Fifth, the PSA provides an ideal context in which to train early-career psychological scientists, and in which psychological scientists at all career stages can learn about new methodological practices and paradigms. With more than 300 laboratories in our network, the PSA serves as a natural training ground. Early-career researchers contribute to PSA projects by serving on committees, running subjects, and otherwise supporting high-quality projects that have benefited from the expertise of a broad range of scientific constituencies and that reflect the core principles discussed earlier. The PSA demonstrates these core principles and practices to a large number of scientists, including trainees.

Sixth, the PSA provides tools to foster research collaborations in addition to the projects ultimately selected for PSA implementation. For example, anyone within or outside the standing network of labs can use our interactive and searchable map (psysciacc.org/map) to potentially locate collaborators for very specific research questions by geographic region. Because all labs in the network are, in principle, open to multisite collaborations, invitations to collaborate may be more likely to be accepted by labs within the network than by those outside it.

Finally, the PSA provides a unique opportunity for methodological advancement. As a routine part of their work, the methodology and translation committees proactively consider analytic challenges and opportunities presented by crowdsourced research (e.g., assessing cross-site measurement invariance, accounting for heterogeneity across populations, using simulations to assess power). In doing so, the PSA can help researchers identify and question critical assumptions that pertain to measurement reliability and analysis generally and with respect to cross-cultural, large-scale collaborations. As a result, the PSA enables methodological insights and research to the benefit of the PSA and the broader scientific community.

Challenges

The PSA also faces a number of logistic challenges arising from the same features that give the PSA its utility: namely, its decentralized approach, in which all researchers in the network can voice their perspectives, and in which decision making, responsibility, and credit are distributed among a large number of diverse labs. By anticipating specific challenges and enlisting the help of people who have navigated other crowdsourced projects, however, the PSA is well positioned to meet the logistic demands inherent to its functioning.
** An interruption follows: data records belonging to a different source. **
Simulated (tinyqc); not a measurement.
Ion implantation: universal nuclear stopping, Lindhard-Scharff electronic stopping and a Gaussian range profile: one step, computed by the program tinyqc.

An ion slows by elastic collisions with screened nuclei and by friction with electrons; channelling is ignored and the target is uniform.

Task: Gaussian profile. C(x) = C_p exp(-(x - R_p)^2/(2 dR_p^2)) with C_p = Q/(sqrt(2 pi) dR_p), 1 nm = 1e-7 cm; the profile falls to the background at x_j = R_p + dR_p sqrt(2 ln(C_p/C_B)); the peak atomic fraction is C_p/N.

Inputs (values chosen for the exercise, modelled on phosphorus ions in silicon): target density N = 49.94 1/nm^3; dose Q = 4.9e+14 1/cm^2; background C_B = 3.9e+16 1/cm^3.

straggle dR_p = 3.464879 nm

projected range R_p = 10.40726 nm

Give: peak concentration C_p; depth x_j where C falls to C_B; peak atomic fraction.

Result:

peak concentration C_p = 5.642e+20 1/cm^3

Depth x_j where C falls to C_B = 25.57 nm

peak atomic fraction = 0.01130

First, the ability to pool resources from many institutions is a strength of the PSA, but one that comes with a great deal of responsibility. For each of its projects, the PSA draws on resources that could have been spent investigating other ideas. Our study-selection process is meant to mitigate the risks of wasting valuable research resources and appropriately calibrate investment of resources to the potential of research questions. We work to avoid the imperfect calibration of opportunity costs by requiring proposing authors to justify their projects’ required resources, a priori, to the PSA committees and the broader community.

Second, because the PSA is international, it faces theoretical and methodological challenges related to both literal linguistic translations of stimuli and instructions and more general translational issues related to cultural differences. There are a host of assumptions to consider when designing studies to suit culturally diverse samples and when interpreting the final results. We are proactive in addressing these challenges, as members of our Translation and Cultural Diversity Committee and Methodology and Data Analysis Committee have experience with managing these difficulties. However, unforeseen challenges with managing such broad collaborations will still occur. Of course, the PSA was designed for these challenges and is committed to resolving them. We encourage studies that leverage the expertise of our diverse network.

Third, many of the PSA’s unique benefits arise from its diverse and inclusive nature; a major challenge facing the PSA is to achieve diversity and inclusion with our member labs and subject population. As shown in Figure 2, we have recruited large numbers of labs in North America and Europe but far fewer labs in Africa, South America, and Asia. In addition to geographic and cultural diversity, a diverse range of topic expertise is represented in the network and on each committee, in ways that we believe facilitates diversity in the topics that the PSA studies. Maintaining and broadening diversity in expertise and geographic location requires concerted outreach, and entails identifying and eliminating the barriers that have resulted in underrepresentation of labs from some regions, countries, and types of institutions.

OPEN IN VIEWER

Fig. 2.

The global network of the Psychological Science Accelerator as of July 2018. At that time, the network consisted of 346 laboratories at 305 institutions in 53 countries.

Fourth, the PSA faces the challenge of protecting the rights of subjects and their data. The Ethics Review Committee oversees the protection of human subjects at every site for every project. Different countries and institutions have different guidelines and requirements for research on human subjects. The PSA is committed to ensuring compliance with ethical principles and guidelines at each collection site, which requires attention and effort from all participating researchers.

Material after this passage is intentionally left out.